Two young men, one bi-racial and the other white, meet in an overnight lockup and begin their shared twenty-year downward spiral into alcoholism and homelessness. LeRoy and Harmon work together, drink together, brawl together, and as Harmon suffers from his final illness, they both bed Edna, a wealthy widow who, out of pity, curiosity, and loneliness, takes them into her vacation home by the river. Through episodes rendered from shifting, multiple points of view, a series of flashbacks, and LeRoy’s adventure stories—this very smart but uneducated man’s attempts at fantasy writing—we learn of the people and tragedies that shaped their lives and those whose lives unravel along with theirs at the seams of race, class, and religion, and where no one ever quite tells the truth.
“In No Place to Pray, James Carpenter fires up the Southern gothic intensity of ten mortal lifetimes. The conscience burns, the prose sings, and his characters’ dreams will haunt your own.” ~ Kafka Prize-winning author Edie Meidav, author of Kingdom of the Young.

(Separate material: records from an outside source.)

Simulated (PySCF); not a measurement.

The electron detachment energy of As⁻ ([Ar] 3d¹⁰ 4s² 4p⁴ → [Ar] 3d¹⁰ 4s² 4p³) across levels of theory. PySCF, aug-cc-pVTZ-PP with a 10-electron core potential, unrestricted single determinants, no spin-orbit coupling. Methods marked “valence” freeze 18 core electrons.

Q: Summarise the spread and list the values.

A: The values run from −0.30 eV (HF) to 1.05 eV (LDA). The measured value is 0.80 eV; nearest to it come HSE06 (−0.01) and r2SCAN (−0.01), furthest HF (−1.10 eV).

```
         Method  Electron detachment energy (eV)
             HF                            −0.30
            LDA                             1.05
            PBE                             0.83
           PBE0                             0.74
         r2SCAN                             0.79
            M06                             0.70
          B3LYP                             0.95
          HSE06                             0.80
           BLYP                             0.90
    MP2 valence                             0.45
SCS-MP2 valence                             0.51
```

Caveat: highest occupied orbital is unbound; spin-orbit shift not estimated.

“No Place to Pray is located at the creative nexus where Faulkner, Cormac McCarthy, and Richard Pryor converge. Rarely do writers explore, much less depict with insight, irony, and comedy, the endless lower depths of American culture …” ~ Larry Bensky, Executive Producer, “Radio Proust;” and former contributing editor to the Los Angeles Times Book Review
“… Reading this novel is like wandering through rooms suffused with a rich, smoky scent: simply furnished rooms filled with complex characters stumbling through hard lives, finding moments of grace …” ~ Sharon Guskin, author of The Forgetting Time
“No Place to Pray is an astonishing accomplishment. James Carpenter opens the window to a complex hardscrabble community, a part of our country that we rarely see so clearly. His characters navigate a universe that rests on indifference and resignation. Despite the relentless push toward degradation the human spirit pushes back with strength, humor, dignity, and imagination. Drunk or sober, Carpenter’s characters speak their version of truth, sometimes mean, sometimes tender, sometimes violent, sometimes filled with humor and irony, always honest, and always without rounding the rough edges. James Carpenter is a gifted writer. This book is an important addition to our understanding of contemporary America.” ~ Vern Miller, Publisher, Fifth Wednesday Journal
James Carpenter began writing fiction after an eclectic career in education, business, and information technology, including a position as an affiliated faculty member at The Wharton School. His short fiction has appeared in the Chicago Tribune’s Printers Row, Fiction International, and North Dakota Quarterly. Three of his stories were nominated for the Pushcart Prize and he is a recipient of Descant’s Frank O’Connor Prize.